This is the first sermon I have ever co-authored. The process was a pleasure as it turns out, because my partner in it was Jacquelynn Tanner. Her favorite Bible verse is Jeremiah 29:11, and when, in a moment of spontaneity, we discussed working on a sermon together, she said she’d like to have this as our text.

Now in the course of the discussion we had on the text verse and also the passages we needed to understand in order to stay in context, she reminded me of an incident that I probably never would have remembered otherwise; but it is forever etched into her memory.

She said it happened when she was about 4 or 5 years old. We were alone at the house for a while and her mom was at work. I needed to do some work out in the yard, so I told her to entertain herself for a while but instructed her to not answer the phone or the door if anyone came to it.

When I came back in the house later Jacq was in her bedroom playing and I noticed that the red light was blinking on the answering machine. I hit the button to check the message and heard both Lynn’s voice, and Jacquelynn’s.

Hearing her mother’s voice on the machine she had decided it was ok to disobey me, so she had picked it up but had not known how to stop the recording.

I went to her room and asked her why she had answered the telephone when she had been told not to and she denied answering it. So she got in trouble. Not for disobeying, but for lying.

She got a spanking and she was told to stay in her room for a while.

As I said, I don’t really remember this, but about 15 minutes later, (she says it seemed like forever but was probably only 15 minutes), I opened her door and asked her if she wanted ice cream. She said ‘no’, and when I asked why she said “Because I’m being punished”.

I told her that she had been punished already, but just because she had to be punished did not mean I didn’t still love her, and I wanted to give her ice cream.

Jacquelynn accepted the treat and while she ate she mulled over what had happened. I didn’t know it at the time, but I had inadvertently taught her a lesson that I had not learned until I was in my late 30’s. It was that through whatever lessons, testings, disciplinary measures the Lord has to take us, grace is there throughout and grace awaits us at the end.

Now let’s go to the prophetic book of Jeremiah and find out what that story about Jacq has to do with our text.

HISTORICAL SETTING

- The people’s apostasy

- False prophets, in Judea and in Babylon

We first need to know the historical context of what the prophet wrote. If we do not know that, then we can never know what it means for our present day world.

The first thing we have to know then, is that there were false prophets to contend with.

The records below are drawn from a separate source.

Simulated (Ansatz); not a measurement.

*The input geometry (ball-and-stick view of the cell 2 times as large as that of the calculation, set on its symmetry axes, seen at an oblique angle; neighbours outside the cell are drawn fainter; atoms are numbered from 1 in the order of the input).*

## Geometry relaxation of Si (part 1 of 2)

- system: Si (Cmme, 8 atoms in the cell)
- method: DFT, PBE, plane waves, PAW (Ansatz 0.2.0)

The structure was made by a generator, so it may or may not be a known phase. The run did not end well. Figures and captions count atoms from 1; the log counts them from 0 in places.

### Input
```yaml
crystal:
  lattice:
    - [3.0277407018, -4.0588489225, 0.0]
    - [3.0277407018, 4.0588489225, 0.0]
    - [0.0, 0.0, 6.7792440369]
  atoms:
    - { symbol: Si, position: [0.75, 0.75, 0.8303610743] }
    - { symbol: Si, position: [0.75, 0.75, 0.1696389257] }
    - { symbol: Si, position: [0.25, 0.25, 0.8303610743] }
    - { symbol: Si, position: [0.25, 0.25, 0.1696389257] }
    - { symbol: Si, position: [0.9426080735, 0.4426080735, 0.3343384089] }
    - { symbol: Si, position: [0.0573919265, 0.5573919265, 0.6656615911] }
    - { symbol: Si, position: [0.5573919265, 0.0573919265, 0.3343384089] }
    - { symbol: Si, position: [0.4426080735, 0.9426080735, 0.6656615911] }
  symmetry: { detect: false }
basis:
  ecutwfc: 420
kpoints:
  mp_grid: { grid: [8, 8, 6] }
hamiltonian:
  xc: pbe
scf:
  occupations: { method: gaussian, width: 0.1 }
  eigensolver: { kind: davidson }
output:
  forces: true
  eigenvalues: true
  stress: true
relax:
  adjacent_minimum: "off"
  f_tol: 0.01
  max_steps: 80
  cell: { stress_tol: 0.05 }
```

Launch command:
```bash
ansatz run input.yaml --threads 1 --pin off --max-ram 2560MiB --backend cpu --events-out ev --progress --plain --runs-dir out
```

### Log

Not that the main or sole message of Jeremiah is that there are false prophets in the land; but he did contend with them throughout his ministry, as did Isaiah and other contemporaries of this prophet.

I make them a primary focus of this sermon though, because it is they the Lord was warning the people about in the very verses that precede our text verse. So we take a closer look.

First of all let’s make no mistake that the nation of Israel, split at this time into the Northern and Southern kingdoms, was in total rebellion against God.

In fact, the Northern kingdom of Israel had long since been taken away into captivity and while the Southern kingdom of Judah remained, so did their lewd sin and their idolatry and their rebellion.

Jeremiah’s ministry called them to repentance and worship of the true God of their fathers, but his message went unheeded.

What I want you to see for our purposes today is that through Jeremiah God warned the people against listening to the words of the false prophets, both while they were still in Judea, and even later after they too had been taken into captivity and carried away to Babylon.

In chapter 14 we find one example of what I’m saying. They were still in Judea at the time, but Jeremiah had been warning about the punishment God was going to bring down for their apostasy.